Second, the experiments of Shandong province prove that the EDCSTFN model outperforms other spatiotemporal fusion models. By applying the enhanced data strategy in the experiments, it can be seen that additional reference data do gain performance improvement in most cases, but the accuracy is also strongly influenced by the data quality. If one of the references is not in good quality, the result is even worse than prediction with one reference. In practice, it may be not always easy to collect source data with high quality for some areas. Our model supports both one and two data references no matter in training or prediction and allows limited existence of clouds and missing data, which shows the EDCSTFN model is quite flexible and has a fair fault-tolerant capacity.
Third, three deeplearningbased fusion models are compared and the EDCSTFN model achieves state-of-the-art results. Not only is the prediction accuracy improved considerably, but also the image sharpness and clarity is highly enhanced compared with the DCSTFN model. Moreover, the EDCSTFN model shows more robustness when handling poor-quality data compared with the StfNet. This is because the EDCSTFN model performs the fusion in abstract feature space, while StfNet does the fusion in the raw pixel space. If there are a small number of noisy pixels or missing values, the EDCSTFN decoder have partial ability to denoise prediction images and try to restore clean pixels. If the fusion process directly performed on pixels, then input noises definitely will be transmitted to prediction results.

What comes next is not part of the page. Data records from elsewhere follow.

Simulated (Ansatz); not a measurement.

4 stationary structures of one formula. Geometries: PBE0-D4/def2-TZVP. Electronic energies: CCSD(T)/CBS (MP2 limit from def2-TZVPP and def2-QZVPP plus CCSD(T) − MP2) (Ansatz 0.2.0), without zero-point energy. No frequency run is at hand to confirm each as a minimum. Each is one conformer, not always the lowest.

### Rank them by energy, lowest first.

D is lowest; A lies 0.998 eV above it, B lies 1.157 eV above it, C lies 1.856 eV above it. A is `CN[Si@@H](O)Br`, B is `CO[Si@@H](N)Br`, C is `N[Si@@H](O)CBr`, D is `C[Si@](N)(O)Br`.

Despite the aforementioned improvements, there are still some inadequacies in our work. First, daily MODIS data should be further used for model validation. Second, the prediction accuracy for areas with significant ground changes during the reference and prediction needs to be tested in future work. Once sufficient qualified data are collected and reasonable comparative cases can be designed to perform advanced analysis.
In general, the research on spatiotemporal image fusion with a deep learning approach is still limited. This paper compares the basic ideas of the existing models to provide a reference for further study. First, the STFDCNN model is based on superresolution approach to gradually upsample HTLS images. The advantage of superresolutionbased models is that they can preserve the correctness of spectral information maximally. However, because of lacking the injection of high-frequency information with super-resolution, the output images turn to be somewhat blurry. Second, the StfNet model performs fusion in raw pixel level by learning pixel differences between reference and prediction. The advantage of this approach is that all the texture information can be preserved. However, since this type of method directly merges information with pixel values, input data in poor quality is unacceptable. If there are two reference data available, this limitation can be abated partially. But still, how to automatically select good-quality pixels from the two candidates becomes a problem. Third, the DCSTFN and EDCSTFN models perform fusion in a high-level abstract feature space level. This type of method turns to be less sensitive to input data quality than the second approach. Because information merges in a high-level feature space, the network can take full advantage of CNNs and be trained to automatically fix small input data errors.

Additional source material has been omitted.